Nonetheless, both the Lakers and Clippers still have high expectations of themselves.

After seeing the Boston Celtics take the lead for most NBA titles this past summer (18-17), the Lakers still believe they can win another NBA title. Since when don’t they? Lakers owner Jeanie Buss has championship trophies sitting on a shelf in her office, which oversees the team’s practice courts. 

The Lakers also have practical reasons to think they can add another item to the trophy case. They have James and Davis still playing at an elite level. Their supporting cast has plenty of potential. And they have a first-year head coach who can make up for his inexperience with his obsessive work ethic and basketball smarts as a formerly respected NBA player.

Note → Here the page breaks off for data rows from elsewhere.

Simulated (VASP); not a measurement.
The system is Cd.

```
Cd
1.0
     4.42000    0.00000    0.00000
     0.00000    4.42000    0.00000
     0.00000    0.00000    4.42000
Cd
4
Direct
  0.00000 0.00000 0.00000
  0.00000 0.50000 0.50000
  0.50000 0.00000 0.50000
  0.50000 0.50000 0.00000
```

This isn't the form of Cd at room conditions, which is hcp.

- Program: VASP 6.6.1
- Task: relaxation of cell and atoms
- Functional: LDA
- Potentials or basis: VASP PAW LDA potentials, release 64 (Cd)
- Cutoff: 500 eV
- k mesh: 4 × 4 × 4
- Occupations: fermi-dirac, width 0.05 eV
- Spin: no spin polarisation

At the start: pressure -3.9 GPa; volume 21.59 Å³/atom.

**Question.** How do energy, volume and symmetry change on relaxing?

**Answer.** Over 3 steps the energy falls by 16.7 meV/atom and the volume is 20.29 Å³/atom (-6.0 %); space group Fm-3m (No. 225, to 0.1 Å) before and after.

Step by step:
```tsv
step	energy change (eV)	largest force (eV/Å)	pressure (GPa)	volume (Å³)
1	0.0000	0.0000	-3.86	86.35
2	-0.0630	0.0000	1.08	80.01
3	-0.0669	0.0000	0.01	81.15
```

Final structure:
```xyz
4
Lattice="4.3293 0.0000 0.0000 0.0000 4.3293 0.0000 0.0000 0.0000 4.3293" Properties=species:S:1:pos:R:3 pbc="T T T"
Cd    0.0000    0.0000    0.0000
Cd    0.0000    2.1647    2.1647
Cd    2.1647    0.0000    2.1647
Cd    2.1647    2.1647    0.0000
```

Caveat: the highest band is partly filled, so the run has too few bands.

“We have to maintain this is a process,” Redick said. “Our goal is to get better every single game and every single week. We believe as a group that if we do that and embrace that, then by the end of the regular season, we’ll be a really good team and be able to contend.”

The Clippers view themselves the same way. After experiencing two consecutive first-round flameouts that coincided with Leonard laboring with a right knee injury, the Clippers plan to manage Leonard once again with care. Though the Clippers don’t even have clarity on when Leonard will progress from individual skillwork to team practices, they remain bullish about their playoff potential in their first season at Intuit Dome.

The Clippers plan to lean on James Harden to show the same offensive brilliance he displayed in Houston. They have plenty of depth, including an elite rim protecter (Ivica Zubac), a new starting two-way player (Norman Powell) and strong wings (Terance Mann, Derrick Jones Jr.). They have a familiar head coach that can make adjustments (Lue) and a new assistant coach that has plenty of NBA coaching experience and defensive expertise (Jeff Van Gundy). 

“I’m confident,” Lue said. “Every night, we’re going to put a product on the floor. We’re going to play hard. We’re going to compete and play the right way.” 

Maybe so. Yet, the Lakers and Clippers also will have to navigate around various landmines.

Though James and Davis have not experienced a major injury in the past season, the Lakers can’t assume they can keep the same fortune for their star in his 22nd NBA season (James) and for their other star that has extensive injury history (Davis). Though the Clippers pledge they will not play Leonard until he is fully healthy, load management does not guarantee Leonard can avoid the trainer’s room again. 

The Lakers believe that both continuity and Redick’s in-game adjustments can ensure that D’Angelo Russell, Austin Reaves and Rui Hachimura improve significantly. They also trust that last year’s major free-agent signing (Gabe Vincent) can stay healthy. Yet, Russell, Reaves and Hachimura have shown limitations even when they have had consistent playing time. The Lakers already have injury concerns with another key role player (Jarred Vanderbilt). 

The Clippers project that Powell, Zubac and Mann will continuously grow with expanded roles. They trust that their versatility and work ethic can compensate for their star player's injury (Leonard) and a key free-agency departure (George). Despite boasting roster depth, the Clippers couldn’t make the 2022 NBA playoffs through the Play-In tournament during Leonard’s season-long absence while recovering from his surgically repaired right knee. 

It doesn’t help that the Western Conference features a handful of young-and-up-coming teams (Oklahoma City, Minnesota), teams with more star power (Dallas, Phoenix) and teams with another generational talent (Denver, Golden State).

Where does that leave the Lakers and Clippers?

On paper, both teams can still remain viable playoff contenders with their stars, role players and coaches all seeking to find every edge. In reality, both teams are vulnerable with concerns about their star players’ health and whether their role players can truly excel in bigger roles. Either way, it will make for an interesting NBA season. It just won’t likely be as interesting as five years ago when the Lakers and Clippers anticipated they both had a great shot at hoisting up a trophy.